Principles and Governance

Principles and Governance

The goal of the Coastal Carbon Network (CCN) is to accelerate the pace of discovery in coastal wetland carbon science by providing our community with access to data, analysis tools, and synthesis opportunities. Our activities include bringing data libraries online, creating open source analysis and modeling tools, providing training and outreach opportunities, holding town halls, responding to community feedback, and hosting data synthesis workshops targeted at strategically reducing uncertainty in coastal carbon science issues. Our first focal activity is building a public online data library of soil carbon data.

The Coastal Carbon Network (herein Network) builds on work by the Blue Carbon Initiative, the NASA Blue Carbon Monitoring System, and the US Carbon Cycle Science Program. Our data management principles incorporate experience from these efforts, and best practices developed in collaboration with data management specialists across the Smithsonian and our partner institutions.

Core Principles

  1. We are responsive to a global community of scientists and practitioners.
  2. We focus on quantifiable improvements to the state of the science.
  3. We adopt protocols, policies, and communication platforms that facilitate transparency, ease of adoption, program sustainability, and data stability.

Defined Roles and Responsibilities within the CCN

Steering Committee Membership

The three Principal Investigators are permanent members of the Steering Committee. Five additional members will be chosen to assist the Network with existing or emerging needs as identified by the Steering Committee. In principle, the members should represent a range of stakeholder interests and technical expertise. Members serve for one year, but can be reappointed for one year at the discretion of the Director. Candidates for the steering committee can nominate themselves or be nominated by their colleagues. The steering committee will vote on replacements, and members stepping down will help to choose their own replacement. Rotations are staggered so that no more than half of the rotating members on the Steering Committee are replaced in a given year.

Working Groups

Data synthesis products assembled and maintained by the Network will be developed in topical working groups organized and led by Network personnel and collaborators. Working group topics and their participants are designated by the Steering Committee. These groups emphasize the sharing of data and expertise, and leverage this collaboration to create products which advance coastal wetland carbon science.

Coauthorship Policy

Those accepted to participate in any of the five synthesis workshops hosted by the Network will be expected to contribute before, during, and following the workshop, and will be granted co-authorship on publications resulting from the effort. We will follow the American Geophysical Union’s 2017 Scientific and Professional Ethics: Guideline B. Ethical Obligations of Authors/Contributors for determining co-authorship. Submitting data to the network alone will not merit co-authorship in data syntheses. If done according to the protocols established herein, it will result in citation.
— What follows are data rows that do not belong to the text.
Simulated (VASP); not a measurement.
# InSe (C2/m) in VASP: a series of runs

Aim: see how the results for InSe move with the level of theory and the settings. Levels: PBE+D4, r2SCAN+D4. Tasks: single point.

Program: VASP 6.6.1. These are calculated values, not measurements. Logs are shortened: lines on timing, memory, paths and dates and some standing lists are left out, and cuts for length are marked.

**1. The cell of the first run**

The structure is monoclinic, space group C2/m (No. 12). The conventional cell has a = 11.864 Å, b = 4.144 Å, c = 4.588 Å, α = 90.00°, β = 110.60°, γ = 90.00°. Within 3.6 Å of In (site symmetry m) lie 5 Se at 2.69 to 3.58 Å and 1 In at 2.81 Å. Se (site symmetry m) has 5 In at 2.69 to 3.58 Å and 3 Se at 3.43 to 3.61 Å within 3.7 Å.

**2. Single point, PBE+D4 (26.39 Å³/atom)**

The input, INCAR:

Co-authorship policies in data sharing exercises often benefit established researchers from western industrialized nations at the expense of those from groups with less institutional power 1. We commit to adopting policies and technologies that facilitate engagement of students, people with indigenous knowledge, and researchers from low and middle income countries as attendees and co-authors in synthesis activities.

Data Use Policy

We refer to users as anyone using either data we curate, or synthesis products we create. Data that is curated, but not created, by the Network, should not be attributed to the Network. Users should cite all dataset DOIs and credit the datasets’ original authors. All synthesis products created by the Network and associated collaborators will be listed under a Creative Commons With Attribution license. The Network should be acknowledged and cited appropriately if users utilize any of the data structures, tools, or scripts developed by Network and associated collaborators. We will develop additional tools to assist users in generating lists of citations, but users will be ultimately responsible for correctly citing all data used.